Special report: Rebalancing the UK economy – Devo deals and elected mayors
WHILE the Manchester and Liverpool city regions go about the process of electing London-style mayors to drive forward their devolution deals with central government, the ballot boxes of Leeds will not be brought out of storage.
The city region is not following its counterparts across the Pennines, who are pushing ahead with their agreements to take over running more of their own affairs.
However, the Yorkshire devo-debate still continues, with more indications and noises from Theresa May’s new government that deals just won’t be struck without directly-elected mayors at the helm.
But what are the views of the business community and do they see mayors as a good thing?
“When the idea was first raised people were not that interested in the structure of local government. I don’t think they were especially enamoured by the idea.
“There’s an increasing sense that if you get the right people in place they can act as a figurehead, a real focus to what a city and potentially the North is all about.”
So is Leeds missing out? Gerald Jennings, president of the city’s chamber of commerce says: “You can’t say it’s missing out at the moment.
“Clearly we are behind the curve as we’re not part of the legislation to have mayors in. We are in danger of having to play catch up.
“But we don’t know how much better off we would be with a proper devolution deal with an elected mayor.”
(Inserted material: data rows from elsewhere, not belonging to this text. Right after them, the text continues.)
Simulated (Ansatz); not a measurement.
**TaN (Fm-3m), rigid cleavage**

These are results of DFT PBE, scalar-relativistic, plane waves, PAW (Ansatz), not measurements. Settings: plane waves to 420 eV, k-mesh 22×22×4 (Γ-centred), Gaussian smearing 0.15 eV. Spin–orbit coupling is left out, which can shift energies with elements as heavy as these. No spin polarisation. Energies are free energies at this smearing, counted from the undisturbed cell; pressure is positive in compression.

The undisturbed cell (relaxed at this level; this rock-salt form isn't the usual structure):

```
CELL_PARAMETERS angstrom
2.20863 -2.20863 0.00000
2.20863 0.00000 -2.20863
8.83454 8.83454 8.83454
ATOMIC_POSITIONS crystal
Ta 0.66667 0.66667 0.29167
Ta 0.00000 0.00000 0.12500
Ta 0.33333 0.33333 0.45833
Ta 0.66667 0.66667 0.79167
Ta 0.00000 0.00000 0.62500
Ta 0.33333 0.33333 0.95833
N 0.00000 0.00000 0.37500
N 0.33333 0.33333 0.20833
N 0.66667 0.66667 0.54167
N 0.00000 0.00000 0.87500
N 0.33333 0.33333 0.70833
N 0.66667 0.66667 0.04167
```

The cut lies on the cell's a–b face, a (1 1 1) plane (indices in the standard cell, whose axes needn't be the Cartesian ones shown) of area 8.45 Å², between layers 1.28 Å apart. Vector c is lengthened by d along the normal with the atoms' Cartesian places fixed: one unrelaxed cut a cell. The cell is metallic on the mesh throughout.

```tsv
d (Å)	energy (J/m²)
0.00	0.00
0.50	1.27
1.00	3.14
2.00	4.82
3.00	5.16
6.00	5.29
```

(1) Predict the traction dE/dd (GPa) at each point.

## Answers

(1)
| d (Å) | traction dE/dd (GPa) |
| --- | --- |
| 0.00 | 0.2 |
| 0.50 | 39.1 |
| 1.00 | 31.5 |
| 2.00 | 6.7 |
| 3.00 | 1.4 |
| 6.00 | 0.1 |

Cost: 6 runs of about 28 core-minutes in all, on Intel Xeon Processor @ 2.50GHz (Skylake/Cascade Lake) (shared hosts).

Jennings says that if the city region was to go down that route its elected mayor doesn’t have to be a politician. For him it is about finding “the right person” to do the job.
He also believes Yorkshire has to have an understanding the collectively it can “be a lot better if we join up” and adds: “Manchester got there many years ago.
“You still have the question, who do I call if I want to speak to Yorkshire? There has to be a top dog, whether we like it or not, whether that is an elected mayor or leader of a Yorkshire Combined Authority.”
Parker says: “If you want to call Manchester you call Sir Howard Bernstein or Sir Richard Leese. That makes sense to people. It helps that they’ve been around a long time.”
Mark Robson, regional director of the Department of International Trade in Yorkshire, believes the ability of a mayor to make decisions is the important factor. He adds: “That’s the real key thing.”
He points to the work of elected mayors in Liverpool and Bristol, adding: “They can really make a difference.”
Jennings agrees it is about having one person as a point of contact. “Someone told me they were driving to Liverpool not so long ago and saw a sign on a development site saying if you are interested in this site call the mayor and it gave his telephone number. That’s quite powerful as a statement.”